A senior Toyota Australia executive has been slapped down on social media by a senior Tesla executive on social media on the Japanese’s car giant’s extraordinary claims that battery EVs don’t make sense in Australia due to Australia’s energy generation from coal.
“BEVs make sense right now in places like Norway where most energy is renewable and incomes are high,” Toyota Australia vice-president of sales, marketing, and franchise operations Sean Hanley told Australian journalists as the company tried to catch up with the electric transition with the launch of its bZ4x EV and promises of other EVs in the pipeline
“But Australia is not Europe.”
This prompted a withering response from Tesla Vice President of public policy and business development, Rohan Patel, who wrote on Twitter/X that Hanley “is obviously not much of an expert” on the Australian electricity grid.

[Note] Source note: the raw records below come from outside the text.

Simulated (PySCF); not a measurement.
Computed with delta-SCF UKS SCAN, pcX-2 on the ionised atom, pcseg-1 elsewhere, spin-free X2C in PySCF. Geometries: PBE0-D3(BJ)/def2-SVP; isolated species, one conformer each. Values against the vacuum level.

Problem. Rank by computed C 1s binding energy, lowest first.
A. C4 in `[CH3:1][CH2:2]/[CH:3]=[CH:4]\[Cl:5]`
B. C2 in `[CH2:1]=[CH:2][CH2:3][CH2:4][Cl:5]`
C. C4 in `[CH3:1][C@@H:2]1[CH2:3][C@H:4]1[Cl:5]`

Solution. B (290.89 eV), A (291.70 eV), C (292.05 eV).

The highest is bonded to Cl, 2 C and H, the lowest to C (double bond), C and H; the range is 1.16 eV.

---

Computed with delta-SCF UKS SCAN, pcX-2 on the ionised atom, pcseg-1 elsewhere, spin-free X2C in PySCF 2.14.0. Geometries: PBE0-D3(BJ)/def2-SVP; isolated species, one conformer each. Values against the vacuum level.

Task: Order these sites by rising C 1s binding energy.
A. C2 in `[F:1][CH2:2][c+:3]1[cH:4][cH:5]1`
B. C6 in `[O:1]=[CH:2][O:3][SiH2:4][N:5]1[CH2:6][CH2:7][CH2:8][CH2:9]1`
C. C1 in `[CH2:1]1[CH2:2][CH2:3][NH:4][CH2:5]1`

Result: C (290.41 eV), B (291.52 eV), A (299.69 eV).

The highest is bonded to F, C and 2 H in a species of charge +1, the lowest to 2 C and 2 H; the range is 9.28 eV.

“Already today the lifetime emissions of electric vehicles are far better than internal combustion, and that gap is widening as the grid gets cleaner,” says Patel.
“Aussies love distributed solar/storage, so thousands of families are already running their EVs on 100% clean electricity from the sun.
“But this is an even crazier argument in Australia in particular. Australia imports ~90% of its oil while being the current and future home to a growing battery materials mining and processing industry.”
Tesla, of course, is the market leader in EVs in Australia, with some 60 per cent of the market, and still the world’s biggest, just ahead of BYD. Toyota is the world’s biggest car maker, but has done little on EVs, and has focused more on hybrids, which have sold well, and fuel cell vehicles, which haven’t.
The two companies have battled over the introduction of favourable EV policies, particularly in Australia where Toyota has lobbied intensely against supportive policies for EVs.
Toyota says its bZ4X – an electric SUV and Toyota’s first battery EV – will be arriving next year.
So far, we know that there will be multiple versions, some with one motor driving the front wheels (a 2WD) and others with two motors powering both sets of wheels (4WD). Journalists were also told that the Australian bZ4X would have “upgraded spec compared to what is currently available”. There is no price set at this stage.
The bZ4X, which currently is available in the US, Japan and Europe, was to launch in Australia almost 18 months ago but its arrival was delayed, .a move Hanley said at the time was designed to secure a greater supply and more powerful options.
“Rest assured, our Australian customers will be offered Toyota BEVs in multiple segments in the coming years,” said Hanley at the Motor show earlier this week.
“For us, it has never been a question of if we should launch BEVs, but only when.
“Now is absolutely the right time – and it all starts with the bZ4X with its high-quality battery.
“The bZ4X not just an electric car, it’s the foundation for the next phase of our electrification strategy.”
But he insisted that hybrids were the right way to go.
“Right now, hybrid-electric vehicles are a better fit than BEVs for most consumers,” he said.
“They are more affordable and don’t require charging infrastructure. They’re cars for the masses, not for the few.”
“From industrial policy to clean air policy, it is a no-brainer for the Australian people and government to move quickly to battery electric vehicles. Aussies are too smart than to be tricked by cynical PR that aims to slow the sustainable transportation transition to help sell internal combustion vehicles in the short term,” said Tesla’s Patel on X.
“We will continue to see EV sales grow in Australia and globally because they’re safer, more affordable and more fun to drive.”